What Would Steve Jobs Do?: A book review by Bob Morris

What Would Steve Jobs Do? How the Steve Jobs Way Can Inspire Anyone to Think Differently and Win
Peter Sander
McGraw-Hill (2012)

If you have “insanely great” talents, you don’t need this book.  Otherwise….

I recently read this book and What Would Drucker Do Now?, written by Rick Wartzman and also published by McGraw-Hill. Initially, I suspected that both were (or will become) part of a “What Would X Do?” series that might also include Sun Tzu, Socrates, Machiavelli, and Von Clauswitz or, within the domain of business, Henry Ford, Albert Sloan, one or both of the Thomas Watsons, and Walt Disney. It turns out, these two “What Would” books share little in common, except for the quality of their content and of their authors’ presentation of it.

Peter Sander devotes the first two chapters of his book to essential background information about Steve Jobs and Apple, then explores the meaning and significance of the book’s title in several different ways. Here are two. First, what he characterizes as “The Steve Jobs Leadership Model” in Chapter 3, one that consists of six “steps” or elements. He also includes a suggestion by Jean-Louis Gassée, former Apple VP: “Democracies don’t make great products – you need a competent tyrant.” Jobs was certainly both and that is hardly a head-snapping revelation. The historical details of the model have been known for decades. The same competent tyrant who visited Xerox PARC with Steve Wozniak in 1979 also introduced a series of “insanely great” Apple products 25-30 years later. For better or worse, Jobs really was literally “one of a kind.”

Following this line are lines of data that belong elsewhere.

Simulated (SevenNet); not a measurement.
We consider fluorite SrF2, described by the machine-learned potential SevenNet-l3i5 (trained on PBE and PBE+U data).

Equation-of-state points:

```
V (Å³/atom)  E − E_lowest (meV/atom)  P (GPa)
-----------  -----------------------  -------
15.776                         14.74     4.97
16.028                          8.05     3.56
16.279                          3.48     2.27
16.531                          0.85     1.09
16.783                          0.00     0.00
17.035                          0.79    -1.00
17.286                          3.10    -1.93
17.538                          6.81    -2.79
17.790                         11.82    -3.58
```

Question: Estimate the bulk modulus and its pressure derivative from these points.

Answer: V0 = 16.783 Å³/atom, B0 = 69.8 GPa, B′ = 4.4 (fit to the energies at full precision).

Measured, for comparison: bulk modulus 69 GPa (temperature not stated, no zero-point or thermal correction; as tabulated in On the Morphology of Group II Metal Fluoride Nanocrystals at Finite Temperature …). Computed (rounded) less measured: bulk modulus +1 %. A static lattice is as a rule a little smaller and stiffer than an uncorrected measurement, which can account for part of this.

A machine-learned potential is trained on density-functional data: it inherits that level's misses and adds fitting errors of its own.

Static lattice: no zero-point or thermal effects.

Hence the importance of Sander’s second approach: A series of “What Would Steve Jobs Do?” sections at the conclusion of Chapters 4-9 in which he suggests lessons to be learned from Jobs in six subject areas: Customer (Page 103), Vision (124-125), Culture (153-154), Product (171-172), Message (190-191), and Brand (205-206). Almost anyone who reads this book can follow the advice provided (e.g. “Think about customer pain and what causes it”) but few – if any – can make it happen in ways and to the extent Steve Jobs could…and did. Most of the admonitions will serve as reminders rather than as revelations. Fair enough.

For those who wish to know more about Steve Jobs, there is no shortage of other sources, notably Walter Isaacson’s biography. I also highly recommend Adam Lashinsky’s Inside Apple and Leander Kahney’s Inside Steve’s Brain.